PLAN-013: `./uis test-all` — Full Integration Test Command

IMPLEMENTATION RULES: Before implementing this plan, read and follow:

WORKFLOW.md - The implementation process

PLANS.md - Plan structure and best practices

Status: Completed

Goal: Automate the full integration test as ./uis test-all — runs the same ./uis deploy/./uis undeploy commands the manual tester runs, for all 23 services.

Completed: 2026-02-26 Last Updated: 2026-02-26

Problem Summary

The full integration test requires a manual tester. The tester runs ./uis deploy <service>, checks exit code, runs ./uis undeploy <service>, checks exit code — for all 23 services. This should be a single command.

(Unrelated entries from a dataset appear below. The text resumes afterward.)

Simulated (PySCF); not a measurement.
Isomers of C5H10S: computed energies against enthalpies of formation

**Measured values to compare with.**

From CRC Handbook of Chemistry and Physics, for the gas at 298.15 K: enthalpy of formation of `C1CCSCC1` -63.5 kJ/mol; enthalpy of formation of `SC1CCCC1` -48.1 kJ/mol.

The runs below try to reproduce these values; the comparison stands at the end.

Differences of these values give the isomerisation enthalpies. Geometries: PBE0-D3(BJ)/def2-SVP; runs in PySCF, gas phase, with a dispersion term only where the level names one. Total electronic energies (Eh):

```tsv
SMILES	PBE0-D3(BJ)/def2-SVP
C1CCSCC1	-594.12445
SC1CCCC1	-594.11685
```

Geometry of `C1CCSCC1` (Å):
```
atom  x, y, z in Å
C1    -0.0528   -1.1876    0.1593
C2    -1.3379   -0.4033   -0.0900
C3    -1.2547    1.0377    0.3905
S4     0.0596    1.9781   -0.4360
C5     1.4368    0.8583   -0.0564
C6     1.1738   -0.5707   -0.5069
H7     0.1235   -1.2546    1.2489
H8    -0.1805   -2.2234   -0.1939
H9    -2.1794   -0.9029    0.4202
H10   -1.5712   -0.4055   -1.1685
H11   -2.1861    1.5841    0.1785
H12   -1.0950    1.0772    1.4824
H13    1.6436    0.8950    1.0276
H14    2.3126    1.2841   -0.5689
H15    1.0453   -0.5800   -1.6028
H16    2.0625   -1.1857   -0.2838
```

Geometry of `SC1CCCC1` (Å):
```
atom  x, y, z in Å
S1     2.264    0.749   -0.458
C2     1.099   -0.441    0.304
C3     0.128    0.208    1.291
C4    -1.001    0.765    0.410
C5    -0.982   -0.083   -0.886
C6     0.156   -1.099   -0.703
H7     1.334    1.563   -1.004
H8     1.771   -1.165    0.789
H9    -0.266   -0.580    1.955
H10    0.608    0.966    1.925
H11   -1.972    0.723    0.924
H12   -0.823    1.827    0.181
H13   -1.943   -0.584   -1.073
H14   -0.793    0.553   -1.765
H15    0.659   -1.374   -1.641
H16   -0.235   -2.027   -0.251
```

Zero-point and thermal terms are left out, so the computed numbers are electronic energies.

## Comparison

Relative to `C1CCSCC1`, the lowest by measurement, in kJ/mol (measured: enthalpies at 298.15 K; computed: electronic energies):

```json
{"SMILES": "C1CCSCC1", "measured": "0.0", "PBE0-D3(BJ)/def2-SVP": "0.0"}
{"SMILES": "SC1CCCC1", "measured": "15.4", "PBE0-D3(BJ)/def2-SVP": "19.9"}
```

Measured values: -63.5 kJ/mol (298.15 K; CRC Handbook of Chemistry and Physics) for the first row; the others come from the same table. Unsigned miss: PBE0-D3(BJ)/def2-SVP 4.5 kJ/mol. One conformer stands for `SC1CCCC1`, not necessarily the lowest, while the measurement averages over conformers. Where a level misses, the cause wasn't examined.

Design: Data-Driven Test Sequence

Existing metadata we use

Every service script already declares:

SCRIPT_REQUIRES — space-separated dependency list (e.g. "postgresql redis")
SCRIPT_PRIORITY — numeric deployment order (lower = earlier)
SCRIPT_ID — service identifier

The test script reads these from the service scripts via service-scanner.sh functions that already exist (get_all_service_ids, find_service_script).

How the test sequence is built

Scan all services using get_all_service_ids (already sorts by priority)
Skip services in a skip list: SKIP_SERVICES="gravitee tailscale-tunnel cloudflare-tunnel"
Topological deploy order — sort by SCRIPT_PRIORITY, then resolve SCRIPT_REQUIRES so dependencies deploy first
Undeploy in reverse — services without dependents undeploy first; shared deps (postgresql, redis, nginx) undeploy last

Three service roles

Role	Meaning	Example
foundation	Deploy first, undeploy last. Never undeployed mid-test.	nginx, postgresql, redis
regular	Deploy, test, undeploy. Dependencies must be running.	whoami, authentik, grafana
skip	Not tested (needs external config).	gravitee, tailscale-tunnel, cloudflare-tunnel

Foundation services are those that appear in other services' SCRIPT_REQUIRES (computed automatically). A service that nothing depends on is "regular".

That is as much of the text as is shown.